WEBRCS

(Clean Version Control for Web Sites)

Mark Eichin The Herd Of Kittens

Abstract

CVS has become the Free Software Solution for version control; Apache likewise for web service. WEBRCS attempts to provide a clean integration of the two, allowing effective version control of the content of a web site.

Goals

The goals of the project are simple: allow Apache to transparently serve files from a CVS repository. Periodic update of a "sandbox" directory would either always be somewhat out of date, making it harder to test changes on the "live" server, and requiring authors to have some understanding of the update timing. Commit triggered update is feasible, though relatively complex, and contains multiple failure points, thus potentially needing a "resynchronize" step; it also doubles the total required storage.

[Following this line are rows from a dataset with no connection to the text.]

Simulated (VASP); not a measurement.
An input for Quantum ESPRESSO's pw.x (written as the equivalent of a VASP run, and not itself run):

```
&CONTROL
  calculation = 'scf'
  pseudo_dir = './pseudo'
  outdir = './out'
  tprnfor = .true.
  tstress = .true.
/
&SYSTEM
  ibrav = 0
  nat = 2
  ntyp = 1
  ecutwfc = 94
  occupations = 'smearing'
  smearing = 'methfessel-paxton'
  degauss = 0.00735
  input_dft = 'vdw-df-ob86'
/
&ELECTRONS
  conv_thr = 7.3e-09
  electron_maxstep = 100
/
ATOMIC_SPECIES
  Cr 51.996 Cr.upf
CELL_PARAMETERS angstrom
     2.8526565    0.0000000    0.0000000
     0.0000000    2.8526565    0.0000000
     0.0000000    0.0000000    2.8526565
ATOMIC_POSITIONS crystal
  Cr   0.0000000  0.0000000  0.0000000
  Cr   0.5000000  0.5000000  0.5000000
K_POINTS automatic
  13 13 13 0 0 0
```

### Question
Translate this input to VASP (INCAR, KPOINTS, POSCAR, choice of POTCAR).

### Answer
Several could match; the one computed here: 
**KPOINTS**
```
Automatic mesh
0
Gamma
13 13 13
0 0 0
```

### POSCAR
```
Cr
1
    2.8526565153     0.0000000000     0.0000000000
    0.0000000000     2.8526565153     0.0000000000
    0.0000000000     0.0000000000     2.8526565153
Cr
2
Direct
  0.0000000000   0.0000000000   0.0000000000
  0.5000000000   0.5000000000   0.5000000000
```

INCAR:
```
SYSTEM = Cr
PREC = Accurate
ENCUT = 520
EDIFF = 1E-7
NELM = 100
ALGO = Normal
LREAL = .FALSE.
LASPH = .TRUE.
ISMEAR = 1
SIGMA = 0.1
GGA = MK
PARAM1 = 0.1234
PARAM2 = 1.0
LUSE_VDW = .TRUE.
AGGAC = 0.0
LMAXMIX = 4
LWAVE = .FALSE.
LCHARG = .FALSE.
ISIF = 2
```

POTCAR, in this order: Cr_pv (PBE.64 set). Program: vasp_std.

A more straightforward approach is to let the web server directly access the repository and convert the files on the fly. While this might also seem expensive (certainly moreso than direct file access) it shouldn't be very expensive, since the RCS file format is optimized for rapid construction of the "head" revision.

Prototype Implementation

The initial implementation is split into two parts, the webrcs CGI script and the access.conf changes to invoke it.

The access.conf changes use the new ModRewrite feature of Apache 1.2. The actual additional lines are as follows:

RewriteEngine on
RewriteLog /var/log/apache/rewrite.log
rewriterule ^/rtest/(.*)$ /cgi-bin/webrcs?$1 [PT]
ScriptAlias /cgi-bin/ /usr/lib/cgi-bin/

The first line enables the rewriting feature[1] while the second causes rewrite operations to go to an appropriate location. The last two lines must appear together in the config file; RewriteRule tells it to convert any URL starting with rtest to a "get" query on the webrcs CGI script, and then to Pass Through the result to the following ScriptAlias line which actually makes it a CGI invocation.

[1]
which doesn't exist in 1.1, this specific line is usually the clearest indication of that.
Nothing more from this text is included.